My Work with The Albanian Language

Carrie Hooper

By Carrie Hooper

I began learning Albanian in October of 2008 after I had a student from Albania in my Italian class. At first, I used a Braille book that I ordered from the Library for The Blind in England. My student also helped me with the language. Furthermore, I bought an Albanian-English/English-Albanian dictionary and a woman in my area transcribed the Albanian-English section into Braille. Besides that, the Swedish Library of Talking Books and Braille sent me a book on audio cassette with Albanian folk tales. In the summers of 2009 and 2010: I took Albanian language courses at Arizona State University in Tempe. Nowadays I read articles from the Albanian newspaper The Sun using my Braille computer. Also, my friend Tim Hendel, who lives in Huntsville, Alabama, records Internet radio programs for me in Albanian. In addition, I practice speaking Albanian by talking to Albanians on the telephone.

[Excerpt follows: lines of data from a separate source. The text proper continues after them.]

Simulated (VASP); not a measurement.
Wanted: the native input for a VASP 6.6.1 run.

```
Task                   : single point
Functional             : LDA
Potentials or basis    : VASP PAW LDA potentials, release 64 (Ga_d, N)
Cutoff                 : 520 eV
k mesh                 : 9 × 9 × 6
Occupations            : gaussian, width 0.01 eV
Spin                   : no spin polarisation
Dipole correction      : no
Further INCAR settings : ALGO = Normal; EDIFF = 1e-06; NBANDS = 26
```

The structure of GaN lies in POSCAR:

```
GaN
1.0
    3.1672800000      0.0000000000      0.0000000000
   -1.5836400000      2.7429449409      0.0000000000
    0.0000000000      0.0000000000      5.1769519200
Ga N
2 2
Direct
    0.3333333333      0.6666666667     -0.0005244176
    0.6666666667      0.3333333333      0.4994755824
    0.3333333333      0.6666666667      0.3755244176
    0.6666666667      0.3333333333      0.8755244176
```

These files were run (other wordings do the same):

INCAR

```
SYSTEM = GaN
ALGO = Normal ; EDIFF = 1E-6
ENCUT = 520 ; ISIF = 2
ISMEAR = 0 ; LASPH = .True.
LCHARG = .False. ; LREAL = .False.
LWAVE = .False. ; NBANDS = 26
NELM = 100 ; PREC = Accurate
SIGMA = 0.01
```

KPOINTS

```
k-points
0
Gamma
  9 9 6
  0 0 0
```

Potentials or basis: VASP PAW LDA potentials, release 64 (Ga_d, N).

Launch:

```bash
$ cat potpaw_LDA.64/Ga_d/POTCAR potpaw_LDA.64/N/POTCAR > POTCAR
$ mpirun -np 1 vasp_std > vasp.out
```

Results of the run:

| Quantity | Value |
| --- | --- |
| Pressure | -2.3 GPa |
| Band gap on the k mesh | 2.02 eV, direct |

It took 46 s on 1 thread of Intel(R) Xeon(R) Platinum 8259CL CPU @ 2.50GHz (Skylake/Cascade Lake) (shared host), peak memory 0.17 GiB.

In September 2010, I presented a concert of Albanian songs at Saint Elia Orthodox Church in Jamestown, New York. In October 2010, I sang at Saint George Albanian Orthodox Church in Boston, Massachusetts. In June 2011, I sang during the Albanian schools’ end of year celebration in Toronto, Canada.

In April 2012 I participated in the 100th anniversary celebration of the founding of Vatra. As part of this event, I sang the American national anthem and I performed an original composition with an original text in Albanian called O popull i dashur (Beloved People.) In June 2012 I gave an interview for an Albanian film produced by Piro Milkani and directed by Petrit Ruka. This film explored the history of the Albanian national anthem. During the interview, I sang the Albanian national anthem. The film won a special award for the 100th anniversary of Albania’s independence. At the end of June of that same year, I gave two presentations at Arizona State University. In my first presentation, I discussed learning Albanian as a blind person and the accommodations that I needed to accomplish this task. In the second presentation, I talked about learning Albanian and I sang several Albanian songs.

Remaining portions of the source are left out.